The PMI Agile Alliance has introduced the Manifesto for Enterprise Agility, a groundbreaking leadership guide designed to help organisations navigate rapid disruption and increase pressure to reinvent themselves. Across East Africa’s fast-evolving economies—from Kenya’s innovation hubs to Rwanda’s digital governance push and Tanzania and Uganda’s expanding infrastructure landscape—the need for organisational reinvention is no longer theoretical; it is immediate and constant.
Research from PMI’s global C-suite surveys indicates that reinvention is now a standard practice: 93% of senior executives say they must rethink and challenge assumptions of their operating models or business approaches at least every five years, with nearly 65% doing so every two years or even more frequently. In the EAC context, where businesses and governments are scaling across borders and sectors, this cycle is often even shorter. The challenge isn’t recognising the need for change but translating strategy into effective action.
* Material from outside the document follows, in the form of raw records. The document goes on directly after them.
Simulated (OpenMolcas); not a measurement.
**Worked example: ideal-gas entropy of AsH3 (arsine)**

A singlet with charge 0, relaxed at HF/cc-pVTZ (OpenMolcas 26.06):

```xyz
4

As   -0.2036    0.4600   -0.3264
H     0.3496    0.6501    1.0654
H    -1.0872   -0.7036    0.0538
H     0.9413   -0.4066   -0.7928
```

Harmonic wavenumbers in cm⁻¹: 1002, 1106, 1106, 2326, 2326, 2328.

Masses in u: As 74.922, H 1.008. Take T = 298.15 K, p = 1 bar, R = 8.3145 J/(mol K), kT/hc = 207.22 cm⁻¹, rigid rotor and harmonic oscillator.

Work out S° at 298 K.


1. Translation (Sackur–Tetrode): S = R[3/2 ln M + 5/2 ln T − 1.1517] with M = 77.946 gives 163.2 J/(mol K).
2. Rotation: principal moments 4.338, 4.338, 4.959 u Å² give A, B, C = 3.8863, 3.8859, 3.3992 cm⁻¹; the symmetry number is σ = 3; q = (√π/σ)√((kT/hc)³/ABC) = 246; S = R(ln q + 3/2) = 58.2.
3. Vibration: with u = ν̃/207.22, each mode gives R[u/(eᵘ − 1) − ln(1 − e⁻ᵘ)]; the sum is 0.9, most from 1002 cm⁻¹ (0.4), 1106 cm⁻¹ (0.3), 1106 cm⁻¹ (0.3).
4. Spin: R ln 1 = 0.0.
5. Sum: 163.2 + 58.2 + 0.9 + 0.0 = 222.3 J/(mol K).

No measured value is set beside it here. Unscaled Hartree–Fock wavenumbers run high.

This strategy-execution gap underscores the importance of enterprise agility, but despite its critical importance, many organisations struggle to implement it. While 85% of C-suite leaders recognise enterprise agility as vital, 65% admit they have only implemented it to a limited extent or not at all.
“Most organisations don’t struggle with strategy; they struggle with turning strategy into coordinated action. Enterprise agility is about building organisations that can adapt quickly without losing alignment, so leaders can respond to disruption while keeping their people and priorities focused on delivering value,” explains George Asamani.
Launched during the 25th anniversary year of the Manifesto for Agile Software Development, the Manifesto for Enterprise Agility broadens the scope of agility from teams and projects to encompass the entire enterprise, including leadership behaviour, operating models, governance, and culture. For organisations across the EAC, whether scaling fintech platforms, delivering public sector reforms, or executing regional infrastructure projects, this shift reflects a growing recognition that agility must move beyond IT departments into the core of how institutions are run.
Instead of prescribing a rigid framework, it emphasises how leaders can build and manage systems for enterprise-wide agility—governing with guardrails instead of gatekeepers, funding intent rather than activity, and decentralising authority to where value is created. This approach resonates strongly in East Africa, where decentralised decision-making and cross-border collaboration are increasingly shaping how value is delivered.
The Manifesto is founded on four core values:
– Clear purpose realised through adaptive plans: Guiding with purpose and adjusting along the way is more effective than over-planning or the illusion of control.
– Shared enterprise outcomes over functional optimisation: Prioritizing long-term goals and cross-enterprise collaboration over short-term departmental KPIs.
– Continuous reinvention over preservation: Challenging established operating models and fostering innovation outweighs inertia and maintaining the status quo.
– Human-centricity amidst change: Emphasizing continuous learning, resilience, autonomy, and leading with empathy and trust rather than relying solely on processes.
This new Manifesto aims to help organisations adapt faster, stay aligned, and make strategy actionable. Its principles offer leaders clarity and direction to focus on what truly matters in today’s volatile environment, particularly in a region where growth ambitions are high, but execution complexity is equally significant.
Endorsers of the Manifesto explain why this is crucial now:
Greg Beato, co-author of Superagency, states: “Twenty-five years after the Manifesto for Agile Software Development presented a new way to think about software development, it’s time to apply similar thinking to enterprises, not just to projects or products. Just as the Agile Manifesto was a response to a major change in technological conditions driven by the internet, the growth in both physical and digital networks around the world compels enterprises to incorporate and deploy agility to their entire organisational systems, including leadership, operating models, execution governance, and culture.”
Kevin Nolan, CEO of GE Appliances, adds: “Today’s business landscape demands rapid adaptation and greater agility. Agile organisations adapt faster and take the lead, while those not embracing agility risk falling behind as collaboration becomes essential in a dynamic environment.”
Sagar Kochhar, former CEO and co-founder of Rebel Foods, emphasizes: “Enterprise agility is less about frameworks and more about leadership courage – the courage to reset the vision, dismantle legacy assumptions, and trust teams to execute within systems designed for speed. This Manifesto captures a critical truth: enterprise agility is not a transformation initiative, but a leadership mindset required to continuously reinvent vision, structure, and execution in a volatile world.”
Rooted in PMI research, including global C-suite surveys, executive interviews, and insights from senior transformation practitioners, the Manifesto reflects the realities faced by leaders across industries. In East Africa, where organisations are simultaneously scaling, integrating, and digitising, that reality is clear: the ability to adapt quickly, execute effectively, and stay aligned across systems is fast becoming the defining advantage.